What you're talking about for the wood finish would require stripping the old finish, some light, detailed sanding, and then re-finishing.

Here are my thoughts on wood finishes:

The "old fashioned" finishes of blued/wood guns were usually done with a natural oil. Successive coats of a purified linseed or tung oil were built up, wet-sanded in, and the grain would be filled. If the gun had a "satin" finish, it was typically achieved after the oil finish had reached a point of being "shiny" and the shine/sheen was knocked back with something like bronze wool (or in the case of English gun, "rottenstone" abrasive). The issue in classic oil finishes is that it could take between nine and 20 coats to achieve what you want, depending on what you want and the particular species/cut of wood involved. Woods like black walnut (very common in lower cost American guns) is a very soft wood, and needs to be soaked in oil finish and dried before you can even start such customizations as checkering, and black walnut can soak up a large amount of oil in the first couple of coats. Tighter, more expensive, "thin-shelled English walnut" requires less oil, but the wood started as a tighter, harder, higher quality, dense piece of wood.

For those who like the high-gloss finishes, there is a product I like to use called "Pro Custom oil" which is a combination of purified linseed oil and a varnish. A Browning/Weatherby-like gloss can be achieved in perhaps only four coats. I also use Pro Custom oil to repair high-gloss finishes, such as you see on Browning's stocks.

Surface rust on the barrel can be polished out, and the barrel re-blued. On something like an Ithaca, the new blue I apply might be darker or "grey-er" than the older blue, because I'm using things like the Mark Lee blueing solutions, or rust blueing. The hot salt blueing Ithaca used has a little different color to it on many steels. I bring that up because you said "restore," which to me means "looks like it did from the factory in fit and finish."

As someone working alone, I don't use hot blue salts. I advise people who want to do their own 'smithing (and I encourage as many people to learn as much as they can, so if people here on NAT have questions, ask, and I will try to answer gun questions here) to avoid hot blue salts due solely to the safety factor. Hot blue salts are basically lye and sodium nitrite, with some water added into the salt bath. At room temperature, the salt tank will be a solid/slightly gelled mass of sheer corrosive ability. At operating temperatures (between 282 and 292F, depending on your elevation and the alloy of the steel) they are pure evil in a small place.

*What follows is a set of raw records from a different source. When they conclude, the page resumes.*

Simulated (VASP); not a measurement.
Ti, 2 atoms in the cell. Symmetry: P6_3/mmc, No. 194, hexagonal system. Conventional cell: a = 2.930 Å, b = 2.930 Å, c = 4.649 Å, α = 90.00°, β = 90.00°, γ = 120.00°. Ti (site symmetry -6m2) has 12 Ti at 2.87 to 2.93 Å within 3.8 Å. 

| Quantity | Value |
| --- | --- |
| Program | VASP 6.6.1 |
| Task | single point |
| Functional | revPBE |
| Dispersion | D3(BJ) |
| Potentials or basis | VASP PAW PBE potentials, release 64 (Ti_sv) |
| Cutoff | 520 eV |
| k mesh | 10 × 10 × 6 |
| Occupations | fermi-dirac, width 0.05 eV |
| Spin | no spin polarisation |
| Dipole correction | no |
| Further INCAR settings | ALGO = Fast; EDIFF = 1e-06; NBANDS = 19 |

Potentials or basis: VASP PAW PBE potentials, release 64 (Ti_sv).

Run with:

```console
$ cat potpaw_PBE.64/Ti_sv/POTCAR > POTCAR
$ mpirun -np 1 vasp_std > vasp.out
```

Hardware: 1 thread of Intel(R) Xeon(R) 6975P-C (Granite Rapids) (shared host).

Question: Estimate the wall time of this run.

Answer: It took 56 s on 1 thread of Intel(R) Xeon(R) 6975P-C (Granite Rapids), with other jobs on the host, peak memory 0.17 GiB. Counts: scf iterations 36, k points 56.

At these temperatures, any water trapped in a gun barrel or gun part dunked into the molten salts instantly flashes to steam, and the salts can splash on you. Salts this corrosive at this temperature can seriously harm you in literally only seconds. While I was at Trinidad, I was running the hot blue tank one fine Friday afternoon and I dropped in a .17 HMR rifle's action/barrel that had water in the bore. Instantly, the water flashed to steam and blew a bunch of salts all over me. I was wearing safety glasses, and a full face shield, as well as a rubber apron. The salts got on my hair and into my scalp. I instantly back out, handed my  phone and wallet to a classmate to hold on to, walked under the safety shower and pulled the handle. After a few minutes, I figured I rinsed off the salts enough. The instructor came over with a diluted vinegar solution, sprayed that in my hair/scalp - and at that point, I knew exactly where and how much salts had landed on my scalp. If it had been in my eyes, I could well have had permanent eye damage, even with the eye wash station only an arm's length away. Hot blue salts are nothing to screw around with.

Then there are the times you must add water to the salt bath, because the temperature of the salt bath is climbing out of your operating range. This is best done with water introduced into the salt tank through a long steel/copper tube that allows you to stand back a bit from the tanks.

My advice is: never hot blue alone. Always have someone there to help you if something goes wrong. Better yet, leave the hot blueing to those who are set up properly for it. A proper four or five tank hot blue setup could cost upwards of $7K+ to install - before you buy supplies and such.

Rust/express blueing works and works well; you need only a tank of boiling, distilled water to convert "red" rust to "black" rust. The pre-WWII Winchesters would be rust blued. The reason why almost no one but custom gun makers rust blue any more is because it takes time and labor. Rust blueing, as a process, produces the most durable blueing there is - even better than hot salt blueing. It might take a week to fully blue a gun, however. The process is more involved.